The Importance of Media Backups in an Oracle MAA

on October 1, 2013


An analysis of backup and recovery service requests that are opened with Oracle Support Services revealed an interesting point: When backups existed for recovery, a full restore of the entire database was initiated 40 percent of the time. In other words, when a hardware failure or a data corruption occurred, the DBA initiated a restore of every datafile in the database. Certainly, in some cases, a full restore of the database may be required due to the nature of the problem. But a survey of the reported issues showed that, in most cases, recovery of a single datafile, subset of datafiles or set of data blocks (yes, data blocks) would have sufficed to resolve the issue, saving hours of lost time with the entire database down.

Why restore the entire database? Well, typically, this is a trained reaction by the DBA who has been conditioned to believe that there is only one method to recover the database, and that is to recover the entire database. Quite often, these database restores are scripted to restore the entire database, and the DBA is simply dot-slashing a shell script that was built back in the days of Oracle 7. (To be honest, I have a few sets of my own scripts from back in the old days.)

A defense of this technique is very simple. No “gray area” surrounds restore and recover decisions. A clear roadmap exists to completion of the recovery, after which the database will be up and running. But if that were really the case, if it were that simple, why do DBAs keep calling Oracle Support for help?

First, we must accept the fact that recovery situations are sticky, sweaty, nervous times for the DBA. Business is at a standstill, and dollars are being lost by the minute. When caught in this situation, a DBA will often go with what he or she understands best—a vanilla, full database restore looks very appealing, regardless of downtime exceptions. So what is to be done?

First, we must realize that media backups are a required component of any MAA implementation. Oracle RAC provides scalability, performance, and protection against node failure, but Oracle RAC nodes still share the same datafiles, so the possibility of datafile corruption still impacts all nodes in the cluster. Oracle Data Guard guarantees our system against site failure and complete disaster scenarios, but Oracle Data Guard failover is expensive, and we generally try to avoid it at all costs.

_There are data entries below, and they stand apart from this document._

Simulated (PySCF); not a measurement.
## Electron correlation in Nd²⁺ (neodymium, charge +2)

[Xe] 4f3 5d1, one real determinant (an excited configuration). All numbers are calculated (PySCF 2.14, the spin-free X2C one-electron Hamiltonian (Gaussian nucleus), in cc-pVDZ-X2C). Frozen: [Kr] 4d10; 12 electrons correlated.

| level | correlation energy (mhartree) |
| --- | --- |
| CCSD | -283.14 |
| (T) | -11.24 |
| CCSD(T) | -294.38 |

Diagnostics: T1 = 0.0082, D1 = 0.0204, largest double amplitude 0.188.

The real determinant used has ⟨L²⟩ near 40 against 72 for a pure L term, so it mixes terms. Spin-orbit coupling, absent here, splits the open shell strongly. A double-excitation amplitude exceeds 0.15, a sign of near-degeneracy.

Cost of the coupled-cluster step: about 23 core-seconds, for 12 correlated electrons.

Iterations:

Do we failover when a single datafile goes belly up or when a single database block has become corrupt? The correct answer here is absolutely not. Why burden ourselves and our coworkers by having to repoint application servers, reconfigure database jobs (such as backups), reconfigure system monitoring, and so on, not to mention the fact that we probably have to take a full outage for the majority of these tasks to occur. This is the exact niche where a proper database backup and recovery strategy fits, like that last missing piece of the puzzle. For that piece to fit properly, we must first instill in our minds that a full database restore and recovery must be avoided at all costs!

For MAA environments requiring those famous “5 9s,” a full database restore from backup is the kiss of death. Better to use Oracle Data Guard to failover to the standby system, and then reinstate the primary, than to waste valuable time with a full database restore and recovery. But having a sound backup strategy means having access to files for restoration of individual datafiles or even single data blocks. Given a specific recovery scenario, the best approach may be a datafile or block-level recovery instead of an Oracle Data Guard failover. Given the recoverability enhancements in 11g, restoration of database availability can be achieved faster than ever before, which leads us to Oracle Recovery Manager.

Oracle Recovery Manager (RMAN) is a requirement for any true MAA implementation. RMAN is no longer the painful little utility best eschewed by seasoned DBAs empowered with tried-and-true shell scripts. RMAN now comes equipped with the kind of functionality that makes it a critical component in an overall MAA implementation. No other backup utility packs the features that RMAN has to offer. RMAN has been developed specifically to assist in MAA environments, so it not only integrates with Oracle RAC, Oracle Data Guard, and Flashback, but it complements the entire MAA stack, making all components greater than their sum. Did I mention it is free?